The Auckland Council hasn't done any work to compare urban and rural infrastructure costs as it asks Aucklanders to adapt to a new way of life that includes a mix of residential intensification and urban sprawl.
Click here to see an interactive map of the draft unitary plan
The council is commissioning an "Auckland cost-of-growth study" that doesn't begin until after feedback closes on a new planning rulebook which has huge implications for the city's urban, rural and coastal environments.
The issue of infrastructure arising from the rulebook - or Unitary Plan - has been a hot topic at public meetings, where people have expressed concerns about the effects of a more-compact city on water, transport and open spaces and costs in rural subdivisions.
An expression-of-interest document for the growth study says there is some overseas evidence that it is more expensive to provide infrastructure outside urban areas than inside, "but no specific work has been done for Auckland".
The study was prompted by the Auckland Housing Accord between the council and the Government to fast-track consents for 39,000 new houses.
The accord, announced on May 10, aims to tackle Auckland's housing crisis by enabling the council to create special housing areas in urban and rural districts where consents for qualifying housing would be fast-tracked if they were consistent with the Unitary Plan.
The cost-of-growth study is aimed at improving plans for growth, the delivery of infrastructure and promoting affordable housing options.
Councillor Dick Quax said it was unbelievable that the council was only now seeking evidence that the compact city being promoted was better in terms of infrastructure to "peripheral expansion".
"I would have expected that before plans are drawn up to change forever the way people in Auckland live ... there was some hard evidence to guide council. Sadly this has not happened and is another failure of the draft Unitary Plan," he said.
Council chief planning officer Roger Blakeley said the Unitary Plan was a resource management document and did not include funding for infrastructure.
"The council knows about the costs of infrastructure. The long-term plan 2012-2022 includes provision for funding of roads, water supply, wastewater, stormwater and parks," he said.
Dr Blakeley said it was well established that infrastructure costs for new "greenfield" developments were higher than the costs for urban "brownfield" developments. One Sydney study had put greenfield costs at more than twice those of brownfields.
Watercare Services said it was working with the council to understand the implications of the draft plan, saying it took an integrated approach to providing infrastructure in greenfield areas in a timely way.

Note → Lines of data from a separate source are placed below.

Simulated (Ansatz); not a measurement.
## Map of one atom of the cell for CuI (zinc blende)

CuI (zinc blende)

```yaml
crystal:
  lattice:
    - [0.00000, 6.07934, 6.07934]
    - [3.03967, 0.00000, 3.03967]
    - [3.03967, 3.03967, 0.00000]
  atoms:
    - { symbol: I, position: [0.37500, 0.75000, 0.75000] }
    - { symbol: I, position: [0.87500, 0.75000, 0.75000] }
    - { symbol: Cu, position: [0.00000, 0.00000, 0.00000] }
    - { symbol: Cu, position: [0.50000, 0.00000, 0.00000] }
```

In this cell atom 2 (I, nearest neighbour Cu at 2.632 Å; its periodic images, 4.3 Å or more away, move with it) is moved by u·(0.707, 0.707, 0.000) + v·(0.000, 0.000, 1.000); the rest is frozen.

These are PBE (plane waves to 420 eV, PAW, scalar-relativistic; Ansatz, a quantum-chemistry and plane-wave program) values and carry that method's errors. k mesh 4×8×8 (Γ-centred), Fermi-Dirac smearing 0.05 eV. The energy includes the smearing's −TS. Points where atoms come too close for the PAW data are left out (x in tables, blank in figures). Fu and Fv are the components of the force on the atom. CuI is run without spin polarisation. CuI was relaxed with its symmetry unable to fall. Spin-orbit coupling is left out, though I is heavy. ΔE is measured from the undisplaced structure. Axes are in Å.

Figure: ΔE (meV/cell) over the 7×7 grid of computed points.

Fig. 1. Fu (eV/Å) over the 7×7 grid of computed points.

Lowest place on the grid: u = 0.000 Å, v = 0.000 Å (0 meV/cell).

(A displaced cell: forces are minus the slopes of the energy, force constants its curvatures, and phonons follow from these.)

When it came to providing infrastructure in existing urban areas, Watercare environmental planning manager Ilze Gotelli told councillor Chris Fletcher town centres could be serviced, but had concerns about the mixed-housing zone that covers 49 per cent of residential Auckland.
"The existing network in the many parts of the city would not have sufficient capacity to provide for the full level of development that could occur in this zone.
"There is need to prioritise and sequence growth within these areas so that Watercare can target infrastructure upgrades where there will be uptake of services," Ms Gotelli said.
Water puts a damper on rural towns itching to grow
The rural townships of Helensville and Parakai are crying out for growth and more housing, but are being told it won't happen until 2020 at the earliest when their water woes get fixed.
"We offer quality homes and a quality environment," says Dianne Kidd, spokeswoman for a community action group trying to get traction through the Unitary Plan, the new planning rulebook for the city.
Local real estate agent Jane Burmester said three-bedroom homes sold in Helensville for $400,000 to $450,000, but prices were rising because of the lack of new subdivisions and people being attracted to the area's rural and adventure lifestyle close to the city and Albany. The two towns on the northwest outskirts of Auckland with a combined population of about 4000 residents drew up a structure plan in 1998 for an extra 1000 sections, which has been thwarted at every turn.
The main handicap has been the capacity of the existing water and wastewater system. Watercare is spending $5 million upgrading the wastewater treatment plant but has no plans to upgrade it for growth until 2020. That is because Mayor Len Brown has provided no funding in his 10-year budget as the council does not see Helensville as a high-growth priority.
"It is completely unacceptable for the draft Unitary Plan to again place this region on the backburner," the community says in feedback on the Unitary Plan. "Our towns have not prospered. Business turnover is high. A large number of businesses both commercial and retail remain empty.
A public meeting attended by more than 300 residents last month called for the rural-urban boundary around Helensville and Parakai to be extended to accommodate more residential growth.
"We're not looking for residential intensification and reduced section sizes. We want to create a sustainable environment and landscape that attracts people and families to live and, if possible, work here," Ms Kidd said.
Watercare Services has told the Helensville community it was often wrongly blamed as the constraint on growth but could only plan as and when determined by the council "otherwise we face a significant infrastructure investment risk".